Having just watched a fine second half performance by the Netherlands to overcome Brazil (though Van Bommel should be quietly told that Salut! Sunderland would have booked him for the rotten offence of trying to get an opponent – Michel Bastos – sent off, and then again for his two subsequent fouls in successive minutes), I was already happy enough. But Jeremy Robson‘s thoughts on Fabio’s continued employment have just brought another smile to my face …
Fabio Capello is still the England coach. For now at least he remains in the employ of the FA. It’s hard to imagine what sort of conversations took place to reaffirm the Italian’s tenure.
The decision was taken by Trevor Brooking, Alex Horne (whoever he is), and the Club England (whatever that is) managing director Adrian Bevington (who ever he also might be).
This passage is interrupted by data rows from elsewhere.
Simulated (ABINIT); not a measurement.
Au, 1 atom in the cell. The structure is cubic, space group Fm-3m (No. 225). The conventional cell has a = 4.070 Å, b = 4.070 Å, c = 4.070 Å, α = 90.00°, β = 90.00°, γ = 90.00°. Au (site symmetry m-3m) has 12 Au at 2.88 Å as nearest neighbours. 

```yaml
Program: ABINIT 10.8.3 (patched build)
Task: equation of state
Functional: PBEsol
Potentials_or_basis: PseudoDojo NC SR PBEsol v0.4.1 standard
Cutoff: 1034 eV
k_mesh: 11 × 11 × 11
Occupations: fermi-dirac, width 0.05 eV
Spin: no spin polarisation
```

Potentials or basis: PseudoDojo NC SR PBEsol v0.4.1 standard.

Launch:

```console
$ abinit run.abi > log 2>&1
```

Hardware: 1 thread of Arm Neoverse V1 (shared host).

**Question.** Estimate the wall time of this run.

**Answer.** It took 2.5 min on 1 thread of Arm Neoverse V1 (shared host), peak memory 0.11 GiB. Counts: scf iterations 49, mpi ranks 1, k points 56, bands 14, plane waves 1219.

Sir Dave Richards, whose track record in football includes overseeing the demise of one proud Sheffield Wednesday commented: “After fully discussing our performance we remain convinced that Fabio is the best man for the job.”
And Don Fabio himself? “Sir Dave Richards has called me to tell me that everyone at the FA wants me to continue. I explained it is very important we use this disappointment as a motivation in future,” he is quoted as saying.
“Disappointment” Dis-a-bloody-pointment? You would think that the debacle that shamed the nation was an April weekend in Bridlington, spoilt by sea fret and the occasional shower. Bloody disappointment!
“We won a couple of corners against the Germans,” said a positive Trevor Brooking. “Not only that but Wozza didn’t get caught offside that much against Algeria. He didn’t get sent off in any of the four games” added Bevington. “We went through the group undefeated, despite being up against some of the biggest names in world football,” said Sir Dave.
“Steve Cheruderlo, Abdelkader Laifauoi, Aleksander Radosavlejevic, and Milivoje Novakovi?, you mean?” asked Alex Horne.
“Ehemn, no Adrian, I meant the likes of the USA, Algeria and Slovenia, actually, and those are just long names, not really big names, Adrian!” replied Sir Dave. “Pass me that other bottle of gin. There’s a good chap!”
“We can’t sack him now. We’d look like a right set of wankers wouldn’t we Dave?” “Twelve million quid it would cost to get rid of the muppet, and who could we get in his place? Tell me that?” says Richards. “How about little Stevie Coppell? He’s a gurd laad,” drawls Trev, slurping his Gordons from the finest bone china.
“No boys, we’ll stick with him. He’s made us all look like twats for giving him another contract even though there’s a bloke that coaches Bletchley British Legion who could have done as well, for 60 quid a week, just so long as there’s black pudding on the bar on Sunday dinner time,” mutters Sir Dave as he slides off his chair. “Bloody fool didn’t even insist on the pickled onions. There would be even enough left in the budget for half a pound of cheddar at a push. We’re skint lads, completely skint. We can’t afford to get rid.”
“Let’s hope the News of the World catches him ‘dogging’,” groans Brooling. “Can we sack him if he shags Ulrika Jonsson? Let’s get her in,” shouts Trevor. “What’s her number. She won’t even insist on the black pudding!”